ORONO – The five candidates for governor kept their final televised debate a cordial affair for the most part Wednesday night, clashing only occasionally over state finances and partisanship in Augusta.
When criticism was leveled, however, Gov. John Baldacci, seeking a second term, most often took the brunt of it from the other candidates in the race. At the debate’s outset, independent Barbara Merrill and Republican Chandler Woodcock took the incumbent to task for mishandling the state’s finances.
“The worst judgment that any Maine governor has ever made is signing a budget borrowing a half-billion dollars,” Merrill said during the 90-minute debate sponsored by the Maine Public Broadcasting Network and the Margaret Chase Smith Policy Center.
Baldacci was quick to defend his actions, noting that signing the budget avoided a government shutdown and he later signed a replacement budget that included $125 million in cuts while avoiding raising any broad-based taxes.
“We made the tough decisions, and I showed leadership there,” Baldacci told the nearly 500 people who showed up at the Maine Center for the Arts on the University of Maine’s Orono campus.
Maine Green Independent Party candidate Pat LaMarche, while not criticizing Baldacci directly for his fiscal policies, made some general statements of dissatisfaction with Baldacci’s first term.
“I think there are an awful lot of mistakes that have been made in the last few years,” LaMarche said. “That’s why we’re all sitting here.”
Also included in the debate was independent candidate Phillip Morris NaPier, a convicted felon, who energized the young crowd at points when talking about the need to fix the state’s roads and his idea to turn a former state prison into a nudist colony.
The debate comes less than a week before voters head to the polls on Nov. 7, and a new poll suggests Baldacci is holding his lead in the race. The Rasmussen Reports poll released Wednesday shows the Bangor Democrat at 45 percent and Woodcock slipping to 31 percent.
In recent weeks, television advertising has turned decidedly negative in the race, pundits note, prompting Woodcock to ask Baldacci during the debate to “reconcile the actions of his party.”
Baldacci said while he did not condone any “harmful activities,” he saw nothing inaccurate about his Democratic Party raising the salient issues. He also noted that the Republican Governors Association had to revise its ad attacking him.

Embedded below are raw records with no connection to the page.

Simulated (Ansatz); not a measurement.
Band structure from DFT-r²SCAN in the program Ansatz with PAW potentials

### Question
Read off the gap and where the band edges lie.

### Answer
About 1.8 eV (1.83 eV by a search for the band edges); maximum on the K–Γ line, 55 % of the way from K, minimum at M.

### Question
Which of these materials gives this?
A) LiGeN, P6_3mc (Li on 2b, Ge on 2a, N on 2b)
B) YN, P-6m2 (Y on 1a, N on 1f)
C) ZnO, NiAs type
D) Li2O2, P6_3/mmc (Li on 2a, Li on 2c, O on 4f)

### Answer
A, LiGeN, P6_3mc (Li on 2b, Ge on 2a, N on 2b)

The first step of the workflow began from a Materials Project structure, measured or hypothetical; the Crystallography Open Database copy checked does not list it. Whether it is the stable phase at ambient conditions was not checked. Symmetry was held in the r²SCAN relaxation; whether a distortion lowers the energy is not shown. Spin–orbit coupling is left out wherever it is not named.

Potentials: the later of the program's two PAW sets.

Merrill, who has stressed her independence in the race, said that voting for either Baldacci or Woodcock would only reward negative campaigning and the partisanship that has plagued Augusta.
“It’s clearly going to be setting the stage for more partisan gridlock,” she said.
Woodcock later took Merrill, a longtime Democrat, to task for dropping her party affiliation only to run for governor. Merrill, a first-term state representative from Appleton, said she left the party because she tired of “partisan games.”
The candidates also disagreed on the Taxpayer Bill of Rights, a spending limits proposal that will appear as Question 1 on the Nov. 7 ballot. The proposal would limit state and local spending increases to the rate of inflation and population and require voter approval for all tax increases.
Baldacci, Merrill and LaMarche all oppose TABOR, with Baldacci calling it the “wrong solution for a real problem.”
Woodcock and NaPier supported the plan, with NaPier saying it “takes power away from aristocrats and gives it back to the people.”
There were no social issues raised during the televised portion of the debate. But the candidates again outlined their positions on abortion rights during a student-run forum after the debate.
Woodcock, who has been targeted by Democrats for his anti-abortion stance, explained that while he opposed abortion, he would not submit legislation to further limit the practice. He did say, however, he would sign any such legislation if passed by lawmakers.
“I don’t intend to change my position,” he said.
Baldacci, LaMarche and Merrill all support abortion rights, with Baldacci saying he would veto any legislation limiting a woman’s constitutional right to have an abortion.
“I’m not going to let Maine become a state that goes backward,” he said.
Wednesday’s debate will be rebroadcast on Maine Public Television at 4 p.m. Sunday, Nov. 5.
While the UM debate was the final televised debate scheduled in the contest, there is one remaining public debate among the candidates.
That final debate, sponsored by the Goldfarb Center for Public Affairs and Civic Engagement at Colby College and the Kennebec Journal and Morning Sentinel newspapers, will begin tonight at 7 at Page Commons on the Colby College campus in Waterville.